But that did not stop the crowds. Several thousand onlookers lined the route and surrounded the station entrance. Edwin Stanton supervised the procession himself to make sure that the transfer of Abraham Lincoln’s body from the Capitol to the funeral train was done with simplicity, dignity, and honor.
Earlier that morning another hearse had arrived at the station. It had come from Oak Hill Cemetery in Georgetown. When the soldiers carried Abraham Lincoln aboard his private railroad car at 7:30 A.M., the body of his dead son Willie was already there, waiting for him. Once Lincoln had planned to collect the boy himself and take his coffin home. Now two coffins shared the presidential car.
Members of the honor guard took their places beside the coffin. The train would not take aboard the hearse and horses which had carried Lincoln’s body to the railroad station. Instead, in every city where the train would stop for funeral services, local officials would provide a horse-drawn hearse to take the coffin from the train.
Mourning ribbon worn by members of the United States Military Rail Road.
At 7:50 A.M. Robert Lincoln boarded the train. He would not ride all the way to Illinois. He planned to ride the train part of the way, then return to Washington to wrap up his father’s affairs. Mary Lincoln did not board the train; nor did she appear at the station to see her husband off. And she did not allow Tad to go.

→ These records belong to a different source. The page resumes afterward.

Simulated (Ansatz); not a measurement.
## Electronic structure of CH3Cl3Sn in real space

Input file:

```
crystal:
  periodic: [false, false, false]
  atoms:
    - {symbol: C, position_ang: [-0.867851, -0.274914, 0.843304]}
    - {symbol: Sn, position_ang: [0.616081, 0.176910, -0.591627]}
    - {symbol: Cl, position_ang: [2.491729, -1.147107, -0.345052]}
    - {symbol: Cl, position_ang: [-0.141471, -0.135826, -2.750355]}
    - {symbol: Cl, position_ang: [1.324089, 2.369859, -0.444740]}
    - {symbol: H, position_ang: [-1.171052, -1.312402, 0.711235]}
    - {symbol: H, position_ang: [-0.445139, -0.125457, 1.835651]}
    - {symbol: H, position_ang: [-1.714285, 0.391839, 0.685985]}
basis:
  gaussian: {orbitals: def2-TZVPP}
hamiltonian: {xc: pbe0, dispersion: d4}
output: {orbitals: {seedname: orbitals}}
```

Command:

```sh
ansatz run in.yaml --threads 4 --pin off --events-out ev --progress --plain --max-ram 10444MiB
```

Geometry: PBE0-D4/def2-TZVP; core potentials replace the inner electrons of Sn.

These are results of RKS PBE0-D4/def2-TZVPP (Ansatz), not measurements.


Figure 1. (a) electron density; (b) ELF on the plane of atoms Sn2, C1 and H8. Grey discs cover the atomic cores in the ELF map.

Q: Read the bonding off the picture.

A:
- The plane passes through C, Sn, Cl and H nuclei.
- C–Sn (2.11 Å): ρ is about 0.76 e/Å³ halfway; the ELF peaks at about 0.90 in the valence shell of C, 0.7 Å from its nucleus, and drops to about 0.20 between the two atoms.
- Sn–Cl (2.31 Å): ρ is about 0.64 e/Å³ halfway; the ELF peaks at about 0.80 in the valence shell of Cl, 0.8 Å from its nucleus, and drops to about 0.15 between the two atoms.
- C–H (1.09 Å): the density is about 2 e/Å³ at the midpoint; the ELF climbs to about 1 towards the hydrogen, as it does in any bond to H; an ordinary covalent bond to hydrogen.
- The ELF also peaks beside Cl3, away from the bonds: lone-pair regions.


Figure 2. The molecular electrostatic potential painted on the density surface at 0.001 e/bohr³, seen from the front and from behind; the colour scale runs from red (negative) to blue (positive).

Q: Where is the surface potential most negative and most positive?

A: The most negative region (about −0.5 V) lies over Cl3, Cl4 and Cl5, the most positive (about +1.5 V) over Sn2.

Tad should have gone to the station and then ridden with his father all the way back to Illinois. After Willie’s death, Tad and his father were always together. Sometimes Tad fell asleep in the president’s office, and Lincoln would lift the boy over his shoulder and carry him off to bed. Tad loved to go on trips with his father. He loved to see soldiers, and he enjoyed wearing—and posing for photos—in a child-size Union army officer’s uniform, complete with a tiny sword, that Lincoln had given him. Tad would have marveled at the sights and sounds along the sixteen-hundred-mile journey. And he would have been proud of, and taken comfort from, the honor paid to his father. But, kept in the White House, Tad saw none of this.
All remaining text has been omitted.